The RCMP has lost a long-running lawsuit with a U.S. company that accuses the force of breaching a contract that was supposed to provide cruise ships as accommodations for security forces during the 2010 Winter Games.

The ruling, issued earlier this week by a judge in Washington, concluded the RCMP entered into a contract with Cruise Connections, but then went about making demands and refusing to offer assurances that the cruise company would not get hit with a massive Canadian tax bill.

"There is no doubt that RCMP's own actions impeded finalization of charter party agreements," wrote U.S. District Judge Rosemary Collyer.

"The court finds that RCMP agreed to pay all Canadian taxes imposed on the cruise lines. When RCMP refused to acknowledge its commitment and then repudiated it, it breached the agreement between the parties in a distinctly fundamental way."
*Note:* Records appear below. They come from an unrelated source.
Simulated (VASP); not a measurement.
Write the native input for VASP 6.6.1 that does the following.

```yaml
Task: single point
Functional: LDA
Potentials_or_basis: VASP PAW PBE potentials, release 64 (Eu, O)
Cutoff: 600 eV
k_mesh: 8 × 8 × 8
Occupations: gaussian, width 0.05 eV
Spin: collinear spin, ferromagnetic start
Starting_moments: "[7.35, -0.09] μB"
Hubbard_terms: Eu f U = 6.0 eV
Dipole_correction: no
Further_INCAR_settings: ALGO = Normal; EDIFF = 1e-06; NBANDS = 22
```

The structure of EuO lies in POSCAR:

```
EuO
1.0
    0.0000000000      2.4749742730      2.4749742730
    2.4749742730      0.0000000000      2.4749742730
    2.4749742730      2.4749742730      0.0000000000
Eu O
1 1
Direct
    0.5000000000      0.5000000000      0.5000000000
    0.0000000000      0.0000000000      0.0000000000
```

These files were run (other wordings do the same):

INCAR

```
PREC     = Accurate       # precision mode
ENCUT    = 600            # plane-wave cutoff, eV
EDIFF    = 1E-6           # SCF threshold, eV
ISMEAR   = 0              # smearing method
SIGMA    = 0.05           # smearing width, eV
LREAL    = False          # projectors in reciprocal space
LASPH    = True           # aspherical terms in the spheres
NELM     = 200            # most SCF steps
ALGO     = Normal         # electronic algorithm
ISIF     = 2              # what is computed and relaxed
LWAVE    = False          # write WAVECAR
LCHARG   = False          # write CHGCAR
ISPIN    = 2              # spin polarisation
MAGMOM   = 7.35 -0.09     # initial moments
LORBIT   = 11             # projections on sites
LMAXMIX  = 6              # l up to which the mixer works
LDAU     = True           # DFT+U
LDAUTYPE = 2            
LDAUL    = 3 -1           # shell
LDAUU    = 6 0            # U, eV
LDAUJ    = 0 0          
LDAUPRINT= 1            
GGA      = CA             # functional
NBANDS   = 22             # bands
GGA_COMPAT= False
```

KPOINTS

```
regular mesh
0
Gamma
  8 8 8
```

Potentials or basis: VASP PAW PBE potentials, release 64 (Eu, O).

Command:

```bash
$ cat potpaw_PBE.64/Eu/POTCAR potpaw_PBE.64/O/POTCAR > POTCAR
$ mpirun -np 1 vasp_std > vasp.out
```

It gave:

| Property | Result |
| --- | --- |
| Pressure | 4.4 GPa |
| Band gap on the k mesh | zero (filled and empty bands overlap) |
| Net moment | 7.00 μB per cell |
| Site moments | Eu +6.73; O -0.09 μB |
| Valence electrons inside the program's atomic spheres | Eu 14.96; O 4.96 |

In 2008, the RCMP was faced with the task of finding accommodations for officers who were assigned to the integrated security unit that was in charge of providing security at Games. The contract was to provide members of the unit, mostly RCMP officers, with bunks, food and laundry.

The decision, released Monday, did not specify damages. However, Cruise Connections had argued in past legal proceedings the RCMP should be liable for up to the entire value of the $57-million contract.

Although Canada won an early legal judgment agreeing the case should not proceed in U.S. courts, that decision was overturned and the case has been slowly making its way through a labyrinth of arguments.

Court documents show Cruise Connection was chosen to provide three ships for security staff and the company would, in turn, subcontract with Holland America and Royal Caribbean to provide the ships. Cruise Connections had what are known as charter party agreements, worth a total of $39-million, with the cruise lines to provide the ships.

But before the agreements with the cruise-ship companies could be executed, the cruise lines wanted the RCMP to assure them they wouldn't be forced to pay income and payroll taxes.

Court documents show Cruise Connections had good reason to be worried. After Hurrican Katrina, Carnival Cruise Line provided ships to house government workers, but the company was later dinged with millions of dollars in taxes.

Cruise lines don't usually have to deal with such taxes because they are registered under foreign flags, the documents show.

With that in mind, shortly after the agreement was reached between the RCMP and Cruise Connections, the company asked for the RCMP's assurances in writing.

"RCMP representatives assured Cruise Connections that the tax issue already was addressed and stipulated in the project services agreement between the RCMP and Cruise Connections," Collyer wrote in a 2011 decision that was a precursor to this week's ruling.

"However, when Cruise connections asked for such assurances on RCMP letterhead, rather than by email, the game changed."

Collyer concluded the RCMP "abruptly" reassigned the two people who had been handling the negotiations and handed the file over to Normande Morin, the force's director of strategic procurement based in Ottawa.

"If anyone bore the brunt of responsibility for the financing falling through, it was Ms. Morin," the judge wrote.

Without the assurance on the tax issue that Cruise Connections needed, the company wasn't able to proceed with its agreements with the cruise-ship companies and obtain bank financing.

The RCMP had argued it never agreed to pay those taxes. Instead, the force said Cruise Connections breached its contract obligations and missed deadlines.

But the judge disagreed.

"The entire record makes it plain that RCMP's own conduct was the central reason why negotiations for charter party agreements were prolonged and expensive," the judge wrote.

"The cruise lines would not pay Canadian taxes, and they could use their ships elsewhere."